Further complicating the matter, most of the members of the WLM distrusted the mainstream media (even the ones who worked for it), and most groups had policies of not cooperating with the establishment press, or doing so only on their own very narrow terms. This stance of noncooperation, however principled, ultimately sabotaged the radical wing of second-wave feminism, as its silence allowed more palatable, media-friendly liberal feminists to become the face of feminism. Writing in 1972, Joreen pointed this out with great precision: “Because the movement did not put [the ‘stars’] in the role of spokesperson, the movement cannot remove them. The press put them there and only the press can choose not to listen. The press will continue to look to ‘stars’ as spokeswomen as long as it has no official alternatives. The movement has no control in the selection of its representatives to the public as long as it believes that it should have no representatives at all.”
Sic Transit Gloria Mundi:
The “Unlikely Guru of Women’s Lib”
The real turning point in the feminist fame game was a 1971
Newsweek
cover story that declared the long-legged, short-skirted writer/activist Gloria Steinem “the unlikely guru” of the women’s movement. Despite the fact that the article was a whole lot of hype—Betty Friedan had been the formal leader of NOW since cofounding it in 1966; Kate Millett, Shulamith Firestone, and Robin Morgan had recently published extremely influential books; and hundreds of other women had started consciousness-raising groups and action collectives—it was self-fulfilling. After the piece was published, Steinem did become the public face of feminism—and the object of bitter jealousy and resentment. In
In Our Time
, Brownmiller describes how she and many of the other radicals were outraged by the hype and by seeing “hard-won, original insights developed by others in near total anonymity be turned by the media into Gloria Steinem pronouncements, Gloria Steinem ideas, and Gloria Steinem visions.”
But Steinem—and her glamorous U.K. counterpart, Germaine Greer—served a critical function, as Brownmiller also recognizes in hindsight: “While the radicals were insisting, ‘We don’t need a leader,’ mainstream women needed to have Gloria up there—a golden achiever who wore the armament of perfect beauty, was wildly attractive to men, and spoke uncompromising truths in calm, measured tones that seldom betrayed her anger. And Gloria, for all the complex reasons a person seeks heroism and stardom, needed to become what people wished her to be.” Roxanne Dunbar-Ortiz, in her recent memoir of the ’60s and ’70s,
Outlaw Woman,
is less forgiving, painting Steinem’s ascension as a ploy to shift the movement away from radicalism: “Gloria Steinem was being promoted by the New York liberal media establishment as the model for the women’s liberation movement.”

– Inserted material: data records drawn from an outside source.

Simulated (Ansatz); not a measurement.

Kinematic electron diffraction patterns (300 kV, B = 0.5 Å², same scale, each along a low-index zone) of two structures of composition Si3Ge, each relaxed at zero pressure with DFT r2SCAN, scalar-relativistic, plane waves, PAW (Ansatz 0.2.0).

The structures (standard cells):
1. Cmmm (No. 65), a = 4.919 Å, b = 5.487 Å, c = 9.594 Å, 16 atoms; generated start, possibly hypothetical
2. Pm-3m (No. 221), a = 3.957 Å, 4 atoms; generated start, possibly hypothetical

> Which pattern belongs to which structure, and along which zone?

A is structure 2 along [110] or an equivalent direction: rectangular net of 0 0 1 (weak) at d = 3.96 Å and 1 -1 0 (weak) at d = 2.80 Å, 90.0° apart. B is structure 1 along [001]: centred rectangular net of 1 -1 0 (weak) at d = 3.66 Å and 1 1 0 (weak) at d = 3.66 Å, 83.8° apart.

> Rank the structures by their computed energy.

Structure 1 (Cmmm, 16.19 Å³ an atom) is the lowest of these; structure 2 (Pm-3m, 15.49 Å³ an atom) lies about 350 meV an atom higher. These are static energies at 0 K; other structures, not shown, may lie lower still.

Whether or not she sought out or desired her stardom, Steinem managed to parlay her fifteen minutes of fame into a lifelong career in public feminism. As she said in a 2000 interview in
Bust,
“I think the challenge is to figure out how to use public recognition to convey some message.” She also tried, in both concrete and abstract ways, to deflect the star label. In the early days, she took a cue from the radical feminist cadres and insisted upon speaking only with female reporters, or participating only in articles that would feature several women’s voices and not just hers. Current media outlets continue to ask for Steinem’s presence, and she always attempts to share the spotlight with other women—especially, of late, the younger generation of feminists.
Backstabbing, Grrrl-Style Now
Alas, the art of trashing was not isolated to the second wave. Sadly, the criticisms of selling out or seeking undue fame resurface with every rekindled interest in feminism. The rise and fall of the riot grrrl movement in the early ’90s, in particular, makes for a compelling parallel with the heady days of the second wave.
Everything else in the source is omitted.